Implementation of Speech Recognition System in MATLAB Environment using Correlation as well as using MFCC and DTW Algorithms.
In this project, Speech recognition system in MATLAB environment is explained. Mel-Frequency Cepstral Coefficients (MFCC) and Dynamic Time Wrapping (DTW) are two algorithms adapted for feature extraction and pattern matching respectively. When the user utters something, it is sent to the speech engine to be processed then converted into digital domain. The digitalized speech samples are processed to extract features using MFCC algorithm. Once the desired number of features is obtained, they can be sent through feature matching stage where DTW is used for comparison between saved templates and recorded speech. Results are obtained by one time training and continuous testing phases.
Speech recognition algorithms can be broadly divided into speaker dependent and speaker independent. Speaker dependent system focuses on developing a system to recognize unique voiceprint of individuals. Speaker independent system involves identifying the word uttered by the speaker. It can be further classified into isolated word detection and continuous speech recognition. Input for isolated word detection is single words separated by pauses. This is relatively simpler compared to continuous speech recognition as the system doesn’t need to learn fluidic sequence of dictionary words. Continuous speech recognition can be used in security systems for verifying password uttered by the user. Speech recognition system processes the word uttered by the user and generates its features. This entire system is implemented in MATLAB environment where the speech samples input are recorded through windows sound card.
A- Recognition Module
Isolated word detection involves two digital signal processes which are Feature Extraction and Feature Matching. Feature extraction involves calculation of MFCCs for each frame. MFCCs are the coefficients that collectively represent the short-term power spectrum of a sound, based on a linear cosine transform of a log power spectrum on a nonlinear MEL scale of frequency. For feature matching DTW method is used.
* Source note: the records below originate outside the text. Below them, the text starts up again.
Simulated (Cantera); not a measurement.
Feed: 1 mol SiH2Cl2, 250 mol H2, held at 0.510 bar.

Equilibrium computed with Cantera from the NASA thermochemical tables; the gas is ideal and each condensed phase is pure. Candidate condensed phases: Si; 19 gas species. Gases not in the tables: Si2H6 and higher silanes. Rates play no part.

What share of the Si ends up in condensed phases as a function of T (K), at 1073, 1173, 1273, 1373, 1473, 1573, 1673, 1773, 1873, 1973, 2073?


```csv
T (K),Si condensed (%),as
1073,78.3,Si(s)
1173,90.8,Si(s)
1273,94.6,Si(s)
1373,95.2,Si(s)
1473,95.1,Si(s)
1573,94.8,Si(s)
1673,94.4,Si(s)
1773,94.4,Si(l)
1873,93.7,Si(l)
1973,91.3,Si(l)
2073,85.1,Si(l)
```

B. Feature Extraction (MFCC)
MFCC is based on human hearing perceptions which cannot perceive frequencies over 1KHz. Features obtained by MFCC algorithm are similar to known variation of the human cochlea’s critical bandwidth with frequency. The process extracting MFCCs for a given voice sample is shown in Figure.
C. Feature Matching (DTW)
In this stage, the features of word calculated in previous step are compared with reference templates. DTW algorithm is implemented to calculate least distance between features of word uttered and reference templates. Corresponding to least value among calculated scores with each template, the word is detected. DTW finds the optimal alignment between two times series if one time series may be “warped” non-linearly by stretching or shrinking it along its time axis. The extent of matching between two time series is measured in terms of distance factor.